When Capital One announced in August that they were laying off 400 call-center workers from a Rolling Meadows, Illinois, location, the company officials claimed that they were moving toward automation. “Call volumes continue to decrease as customers increasingly self-service through a mix of our digital tools and contact center calls,” Sie Soheili, a Capital One spokesperson, told the Chicago Tribune. The Rolling Meadows layoffs follow the loss of 1,500 Capital One call-center jobs in Oregon and South Dakota in 2015. Yet last year, Capital One opened a new customer-service and technical-support office in the Philippines, creating 2,000 call-center jobs. Today, Capital One employs 4,800 call-center workers in a country that had no call centers at all just four years ago.

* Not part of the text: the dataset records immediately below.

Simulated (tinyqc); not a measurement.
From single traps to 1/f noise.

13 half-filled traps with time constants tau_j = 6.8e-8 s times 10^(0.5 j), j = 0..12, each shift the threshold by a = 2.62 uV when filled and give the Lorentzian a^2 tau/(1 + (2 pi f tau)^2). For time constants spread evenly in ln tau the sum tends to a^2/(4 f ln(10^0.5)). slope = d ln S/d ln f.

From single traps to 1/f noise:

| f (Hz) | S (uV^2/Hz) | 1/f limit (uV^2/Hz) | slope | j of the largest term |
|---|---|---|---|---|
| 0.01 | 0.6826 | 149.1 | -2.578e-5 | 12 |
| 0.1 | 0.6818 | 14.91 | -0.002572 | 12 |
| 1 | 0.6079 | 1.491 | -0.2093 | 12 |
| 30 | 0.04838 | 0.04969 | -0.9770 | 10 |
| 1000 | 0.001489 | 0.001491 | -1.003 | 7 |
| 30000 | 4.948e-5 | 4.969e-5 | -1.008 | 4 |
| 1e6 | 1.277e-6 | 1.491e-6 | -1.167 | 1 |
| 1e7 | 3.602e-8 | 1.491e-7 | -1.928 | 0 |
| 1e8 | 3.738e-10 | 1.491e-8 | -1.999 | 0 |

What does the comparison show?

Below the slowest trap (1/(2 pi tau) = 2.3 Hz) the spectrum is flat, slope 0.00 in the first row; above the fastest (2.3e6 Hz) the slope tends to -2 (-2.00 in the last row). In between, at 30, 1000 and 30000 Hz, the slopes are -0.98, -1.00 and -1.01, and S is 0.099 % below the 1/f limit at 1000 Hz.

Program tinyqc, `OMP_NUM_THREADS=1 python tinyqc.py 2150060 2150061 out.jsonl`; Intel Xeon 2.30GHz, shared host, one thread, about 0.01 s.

With 2.5 million people employed at call centers in the United States, employees in the sector face an existential crisis as companies close down one center after the other. While the corporate officials may say they are bowing to pressures from consumers, many of these companies decide to lay off American workers and hire less-expensive foreign workers in countries like the Philippines.
Wells Fargo, who earlier this week laid off hundreds of employees at a call center in Allentown, Pennsylvania, also has shifted jobs to the Philippines. The company has laid off hundreds of American call-center employees over the last decade, even as the company expands their call-center hiring in the Philippines (which assists U.S. customers).
Tim Sloan, the CEO of Wells Fargo, effectively admitted to offshoring jobs during a Senate Banking Committee hearing in early October. Senator Joe Donnelly, an Indiana Democrat, asked Sloan whether Wells Fargo “let people go in the states and then added people in the Philippines?” Sloan responded, “Senator, we did,” before attempting to brush off the offshoring issue by claiming the call centers in the Philippines allowed Wells Fargo to provide 24/7 customer service. A smirking Donnelly replied that he knew many Americans who would be willing to work night shifts.
Call centers are at the front of a company, providing general customer service or technical support. They also serve as telemarketing hubs. Most sectors with large numbers of customers who require those services, from telecommunications and media to banking and financial services, use call centers. But the nature of the work means that it can be done from anywhere in the world, and companies pay Filipino and Indian employees much less than comparable American workers.
Offshoring call centers isn't just a threat to workers. This trend also presents a problem for American consumers. Poorly paid center employees in the Philippines and India have few opportunities for advancement. In that climate, it is easy to see why cybersecurity analysts say there is a risk of call-center workers committing identity theft. Despite this, almost all of the major banks in the United States, from Bank of America and Chase, to Capital One and Wells Fargo, operate call centers overseas.
Organized labor has been fighting corporate offshoring of call-center jobs for years. But with labor unions' power waning and corporations eager to reduce labor costs any way possible, that skirmish proved to be a tough one. Even so, the Communications Workers of America, which represents most unionized call-center workers, has had some success. In 2016, striking Verizon workers represented by the CWA stayed on the picket line until Verizon made wage concessions and promised that 1,300 new call-center jobs would be created in the United States. Shane Larson, a CWA spokesman, described the Verizon strike as a “huge win.”
“We kept good jobs in the U.S. and brought back previously offshored jobs,” he said. US Airways, also under pressure from CWA, closed the last of their Filipino call centers in 2011, a process that began in 2004 after a labor dispute.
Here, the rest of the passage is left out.